The hills once provided a check on the overreaches of state-making. Today, Bitcoin provides that check.
This is an opinion editorial by Captain Sidd, a finance writer and explorer of Bitcoin culture.
I’ve spent most of the last three years living in the mountainous region of Northern Thailand. Nestled in the hills all around the valleys live “hill tribes” with names like the Akha, Hmong and Lahu. Each has their own traditional dress, unique language and local foods. To many of us living in the valley cities — especially foreigners like myself from far-flung places — these hill tribes seem left behind by the slow march of civilizational progress. They are often described as “our living ancestors.” Euphemistically referred to as disadvantaged, many live in bamboo huts and lack access to education, electricity and many trappings of modern life the rest of us rely on every day.
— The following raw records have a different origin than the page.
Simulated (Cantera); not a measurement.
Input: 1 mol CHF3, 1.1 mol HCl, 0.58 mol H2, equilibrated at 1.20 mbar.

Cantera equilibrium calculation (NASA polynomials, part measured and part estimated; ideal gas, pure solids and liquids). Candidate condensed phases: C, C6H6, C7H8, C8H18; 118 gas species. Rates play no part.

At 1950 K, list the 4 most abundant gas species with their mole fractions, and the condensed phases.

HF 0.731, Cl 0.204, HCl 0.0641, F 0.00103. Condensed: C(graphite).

At a distance, these impressions make sense. Once I had a few substantive conversations with these people, however, my understanding shifted. I recognized my implicit association between “civilized” and the gleaming cities of modern nation-states might be completely wrong. I witnessed incredible love, community and wealth in the hills, in amounts I never imagined prior.
I wondered what I, and many others, might be missing about these people: their histories, societies and cultural practices. What might a new understanding of the hill tribes reflect about modern society?
A study of the hill tribes of Southeast Asia titled “The Art Of Not Being Governed” provided a fresh take. The author, James C. Scott, posits that the hill tribes were not “left behind” by the valley states but instead composed of refugees from the negative consequences of state-making down in the valleys: bondage, tribute, slavery, war epidemics and more. The rough terrain in the hills served as a natural impediment to absorption by the state.
“[States] have encouraged, whenever possible, cash, monocropping, plantation-style agriculture in place of the more biodiverse forms of cultivation that prevailed earlier.” — James C. Scott, “The Art Of Not Being Governed”
The author goes into further detail on how the factors necessary for states to arise necessarily brought negative consequences — for that analysis you will need to read the book!
The Interplay Of Hills And States
When states arose at times in the valleys, they provided benefits like security in exchange for drawbacks: occasional famine, epidemics, bondage, wars and more. These opposing forces motivated a voluntary movement of people in and out of the hills over the course of history. This movement put a check on the growth and power of states.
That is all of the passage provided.